Building the flow
- Add a Data Asset node that points to pm_customer_train1.csv.
- Add a Type node, and select
response
as the target field (Role = Target). Set the measure for this field to Flag. - Set the role to None for the following fields:
customer_id
,campaign
,response_date
,purchase
,purchase_date
,product_id
,Rowid
, andX_random
. These fields will be ignored when you are building the model. - Click Read Values in the Type node to make sure that
values are instantiated.
As we saw earlier, our source data includes information about four different campaigns, each targeted to a different type of customer account. These campaigns are coded as integers in the data, so to make it easier to remember which account type each integer represents, let's define labels for each one.
- On the row for the campaign field, click the entry in the Value mode column.
- Choose Specify from the drop-down.
- Click the Edit icon in the column for the campaign field. Type the labels as shown for each of the four values.
- Click OK. Now the labels will be displayed in output windows instead of the integers.
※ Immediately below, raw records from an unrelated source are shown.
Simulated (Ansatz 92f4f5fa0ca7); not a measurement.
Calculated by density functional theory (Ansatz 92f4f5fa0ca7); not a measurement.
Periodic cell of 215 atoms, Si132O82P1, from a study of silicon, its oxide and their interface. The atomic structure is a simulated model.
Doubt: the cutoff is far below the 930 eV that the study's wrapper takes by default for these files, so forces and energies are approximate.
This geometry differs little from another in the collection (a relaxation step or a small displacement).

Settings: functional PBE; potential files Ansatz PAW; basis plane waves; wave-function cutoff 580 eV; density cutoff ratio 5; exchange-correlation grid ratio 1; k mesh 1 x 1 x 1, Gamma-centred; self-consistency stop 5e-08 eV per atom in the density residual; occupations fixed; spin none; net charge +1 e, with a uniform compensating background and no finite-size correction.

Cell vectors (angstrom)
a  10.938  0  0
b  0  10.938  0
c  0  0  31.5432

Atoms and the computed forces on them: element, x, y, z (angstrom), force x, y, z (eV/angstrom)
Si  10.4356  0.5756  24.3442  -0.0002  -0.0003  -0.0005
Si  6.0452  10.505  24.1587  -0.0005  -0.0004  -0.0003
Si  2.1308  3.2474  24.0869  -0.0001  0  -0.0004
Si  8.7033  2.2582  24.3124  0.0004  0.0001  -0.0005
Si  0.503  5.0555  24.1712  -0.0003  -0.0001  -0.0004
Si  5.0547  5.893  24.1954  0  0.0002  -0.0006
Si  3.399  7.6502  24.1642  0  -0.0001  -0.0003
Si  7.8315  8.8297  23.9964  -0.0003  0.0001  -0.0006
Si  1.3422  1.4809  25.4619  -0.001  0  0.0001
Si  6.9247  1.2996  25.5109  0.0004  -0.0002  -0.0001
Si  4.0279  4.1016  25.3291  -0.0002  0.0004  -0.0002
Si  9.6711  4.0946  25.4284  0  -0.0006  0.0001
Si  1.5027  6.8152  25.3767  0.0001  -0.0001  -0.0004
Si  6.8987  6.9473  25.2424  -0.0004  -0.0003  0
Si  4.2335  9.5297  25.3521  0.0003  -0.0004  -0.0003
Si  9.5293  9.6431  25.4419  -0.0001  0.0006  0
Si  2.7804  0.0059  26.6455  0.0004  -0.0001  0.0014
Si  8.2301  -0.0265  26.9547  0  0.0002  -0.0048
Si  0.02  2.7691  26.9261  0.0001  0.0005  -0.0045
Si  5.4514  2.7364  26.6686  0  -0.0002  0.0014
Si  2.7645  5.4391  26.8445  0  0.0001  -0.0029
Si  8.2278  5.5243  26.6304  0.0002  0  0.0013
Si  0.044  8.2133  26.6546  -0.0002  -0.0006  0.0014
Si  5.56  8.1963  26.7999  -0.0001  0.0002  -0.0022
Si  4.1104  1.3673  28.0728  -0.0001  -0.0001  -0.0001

- Attach a Table node to the Type node.
- Hover over the Table node and click the Run icon .
- In the Outputs panel, double-click the table output to open it.
- Click OK to close the output window.
Although the data includes information about four different campaigns, you
will focus the analysis on one campaign at a time. Since the largest number of records fall under
the Premium account campaign (coded campaign=2
in the data), you can use a Select
node to include only these records in the flow.